Hi BuddyBoi21! Sorry for the delay.
I’m going to try and address what you wrote, but if I leave anything out that you want to talk more about, please let me know!
Thank you for sharing more of your story of sexual development. Much of what you’ve described is actually pretty common for many people: unsure of how to express sexuality as children, poor sex education that drills in some problematic heteronormative and/or shameful thoughts about oneself, lack of communication from unsupportive parents… Sex-negative culture really does a number on us! I’m sorry that you, too, grew up in a culture and an environment that didn’t send you positive messages about your sexuality. However, it’s good to reflect on this, because in learning to accept ourselves, we have to understand (to some degree) why we are the way we are.
It was not your fault that you were raised that way/in that environment. Children can’t choose what messages they receive. We rely on our caregivers for that. So when it comes to acceptance of your behaviors and your sexuality, please remember that you didn’t choose how to be raised. You can now choose to be different, to want different things, while accepting that part of why those things feel challenging was because you were raised a certain way. <3
Much of the confusing and negative messaging we receive around sex could also be applied to how we generally relate and communicate with other people. Unfortunately, most people are never taught how to communicate openly and clearly with others (and ESPECIALLY around sex). Even neuro “typical” people struggle to tell each other what they want and need. Sure, some people do use less direct ways of doing that, but I think that often actually ends poorly for one or both parties.
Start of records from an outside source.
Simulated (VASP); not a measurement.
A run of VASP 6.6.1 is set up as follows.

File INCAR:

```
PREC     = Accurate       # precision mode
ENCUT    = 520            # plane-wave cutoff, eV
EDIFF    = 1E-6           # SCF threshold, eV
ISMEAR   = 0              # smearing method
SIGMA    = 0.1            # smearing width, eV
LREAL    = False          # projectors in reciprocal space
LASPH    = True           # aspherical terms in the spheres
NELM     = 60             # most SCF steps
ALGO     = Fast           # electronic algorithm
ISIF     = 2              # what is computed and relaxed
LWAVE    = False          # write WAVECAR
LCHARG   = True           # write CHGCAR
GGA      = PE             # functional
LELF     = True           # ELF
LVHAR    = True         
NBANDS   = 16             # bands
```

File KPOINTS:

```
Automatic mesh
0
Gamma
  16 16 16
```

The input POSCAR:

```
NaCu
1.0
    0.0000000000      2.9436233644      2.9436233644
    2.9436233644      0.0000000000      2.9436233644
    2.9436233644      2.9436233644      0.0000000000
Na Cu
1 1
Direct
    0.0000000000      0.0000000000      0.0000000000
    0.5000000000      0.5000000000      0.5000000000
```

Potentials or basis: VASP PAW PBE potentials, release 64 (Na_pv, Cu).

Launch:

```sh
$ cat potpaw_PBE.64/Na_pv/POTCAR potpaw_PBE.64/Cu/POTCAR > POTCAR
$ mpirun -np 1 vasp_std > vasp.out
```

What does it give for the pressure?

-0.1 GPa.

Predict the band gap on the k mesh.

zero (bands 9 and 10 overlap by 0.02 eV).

When it comes to integrating your autism with your sexuality - I admire and celebrate your approach to communication, and I hope you can start thinking of it that way too. It may be surprising to people who aren’t used to direct communication, but it’s also the fastest away to ensuring that both you and your partner ACTUALLY get what you want! And it avoids confusion and consent issues. I recognize that some other people may not see that as a turn-on, like you said - but I also think that others WILL enjoy that. For example, that person that liked your directness!
One way to identify people who might be into your directness is to bring it up fairly early on (which it sounds like you may be doing already), and in a positive
way. Your communication style is a strength, not a weird or bad thing. Communicating openly and with detail helps you and your partners understand each other and get what you want - that’s AWESOME! Being open about the pace you’d like to go? I think that’s wonderful. It shows that you know yourself and have taken care to communicate it to others. So letting someone know early that this is just your style and that it's positive can help them put it in that context, too.
One other thing I want to add is that self-acceptance can take some time. When we’ve spent years feeing negatively about aspects of ourselves, it won’t be an overnight shift into feeling great about them. So please see this as part of a journey and don’t be frustrated if some of your feelings stick around. Just be gentle with those feelings.
I want to make sure I’m focusing on things that are helpful to you - can you tell me going forward how I can support you? Are there more questions you have?